The presence of US envoy Mr Richard Haass at the talks could beimportant over coming days, writes Gerry Moriarty, Northern Editor
The American accent of Mr Richard Haass amid the clamour of British and Irish voices in a crowded No 10 Downing Street yesterday was of significance.
In the spring he made a proposal to Sinn Féin president Mr Gerry Adams that could yet form the basis of a deal that would lead to Assembly elections leading on to a restored Executive, Assembly and all the other institutions of the Belfast Agreement.
Remember that elections were again postponed in May after the British and Irish governments rejected statements from the IRA that seemed to suggest the organisation might go out of business.

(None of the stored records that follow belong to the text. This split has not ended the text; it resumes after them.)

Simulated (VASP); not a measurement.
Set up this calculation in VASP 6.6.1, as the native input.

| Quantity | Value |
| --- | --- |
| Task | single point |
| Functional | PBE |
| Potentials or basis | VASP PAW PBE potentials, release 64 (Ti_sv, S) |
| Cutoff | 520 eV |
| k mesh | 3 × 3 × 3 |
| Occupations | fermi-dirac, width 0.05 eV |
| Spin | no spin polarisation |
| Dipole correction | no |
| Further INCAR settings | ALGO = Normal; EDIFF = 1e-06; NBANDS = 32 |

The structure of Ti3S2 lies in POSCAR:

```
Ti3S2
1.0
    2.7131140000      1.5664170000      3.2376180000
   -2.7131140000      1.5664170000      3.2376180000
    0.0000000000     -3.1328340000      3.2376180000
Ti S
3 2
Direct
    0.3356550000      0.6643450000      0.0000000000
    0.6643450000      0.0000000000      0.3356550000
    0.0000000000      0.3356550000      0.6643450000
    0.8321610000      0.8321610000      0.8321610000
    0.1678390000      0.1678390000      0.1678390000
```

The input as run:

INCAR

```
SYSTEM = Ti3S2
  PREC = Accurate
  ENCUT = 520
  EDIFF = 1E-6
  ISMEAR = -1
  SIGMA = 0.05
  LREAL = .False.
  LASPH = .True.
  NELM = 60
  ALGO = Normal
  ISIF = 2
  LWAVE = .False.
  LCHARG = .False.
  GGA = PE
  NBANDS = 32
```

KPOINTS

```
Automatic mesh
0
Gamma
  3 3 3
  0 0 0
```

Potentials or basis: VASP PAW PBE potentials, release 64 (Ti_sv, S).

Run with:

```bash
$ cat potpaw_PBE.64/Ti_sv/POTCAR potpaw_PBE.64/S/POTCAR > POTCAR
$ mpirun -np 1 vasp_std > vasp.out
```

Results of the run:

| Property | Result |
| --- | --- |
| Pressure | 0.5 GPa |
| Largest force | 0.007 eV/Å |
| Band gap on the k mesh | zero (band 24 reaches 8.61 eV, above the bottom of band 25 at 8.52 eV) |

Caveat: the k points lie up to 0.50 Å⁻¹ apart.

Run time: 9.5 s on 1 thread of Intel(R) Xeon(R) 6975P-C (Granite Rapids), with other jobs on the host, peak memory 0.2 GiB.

The Taoiseach, Mr Ahern, and the British Prime Minister, Mr Tony Blair, at the time said they liked the words from P. O'Neill, but they needed specifics.
They wanted the IRA to state it would end a range of activity, as mentioned in paragraph 13 of the Hillsborough joint declaration, such as "punishment" attacks, intelligence gathering, exiling, and arms procurement.
Mr Haass, who will again be on the periphery of the negotiations in Belfast today, suggested to Mr Adams he should attempt to "bridge the gap" between what non-specifically was on offer from the IRA and what Dublin, London and the Ulster Unionists specifically required.
That's what the coming days of negotiations, privately involving Mr Adams and Mr Trimble and their senior teams of negotiators, will be concentrated upon: to agree a form of wording that the IRA would deliver that would reasonably convincingly persuade pro-Belfast Agreement unionists that it was going out of business.
As to the possibility of a breakthrough in the coming days - while there is progress it's probably wisest to hedge bets at this stage. We have been here before. Expectations have been raised only to be dashed before.
"The mood is neutral but positive," said a British source.
"The atmosphere in Downing Street was good but more negotiations are needed," was the line from Dublin.
"There was some very positive engagement but more work is needed," said a Sinn Féin official. "More work to do," said an Ulster Unionist source.
Thursday, November 13th, is the favoured date for an Assembly poll. The indications yesterday were that the main players could tolerate that date being put back by days or even a couple of weeks if a deal was attainable.
So, some hope but little detail, although everybody knows the formula required to solve this long-running political puzzle - the IRA indicating it is ending its war and Mr Trimble pledging to maintain the stability of the institutions.
The governments, Sinn Féin and the UUP are still aiming for a full, rather than half a deal. The latter - some decommissioning and unsatisfactory words from the IRA - might still be enough to allow for elections, but the odds then would be in favour of anti-agreement unionists being in the ascendant in the Assembly - if it ever could re-assemble.
Will republicans do enough to give pro-agreement unionists a better than 50:50 chance of overcoming their No unionist opponents in the election? That's still unanswerable.
A senior Sinn Féin source, however, insisted that recent comments to BBC Radio Ulster from Mr Martin McGuinness represented the true position of republicans.
His comments are worth quoting in full. "I don't want to say anything that would damage the prospects of progressive forces within unionism achieving a successful outcome," said Mr McGuinness, when asked did he want pro-agreement unionists to do well in the election.
He continued: "Let me put it like this - I don't want to see the Democratic Unionist Party, I don't want to see the negative forces within the Ulster Unionist Party moving into the ascendancy. I think that would be an absolute disaster for the peace process, a disaster for the Good Friday agreement, and would not be in the interest of the Protestant-unionist, Catholic-republican-nationalist people of this island.
"Those people who harbour the notion that there are people within the Democratic Unionist Party at leadership level, other than Ian Paisley, who would be pragmatic in the short term are badly mistaken. In the longer term they will be more pragmatic, because the process will convince them that they should be, but within the short term there is no prospect whatsoever of the DUP cutting a deal with either the SDLP or Sinn Féin."
The logic of Mr McGuinness's remarks is that the IRA and Sinn Féin are genuinely up for a comprehensive deal, and that they realise that if they don't have David Trimble to work with in government the likelihood is that they will have nobody to work with. We should know soon whether logic can at last have a place in Northern Ireland politics.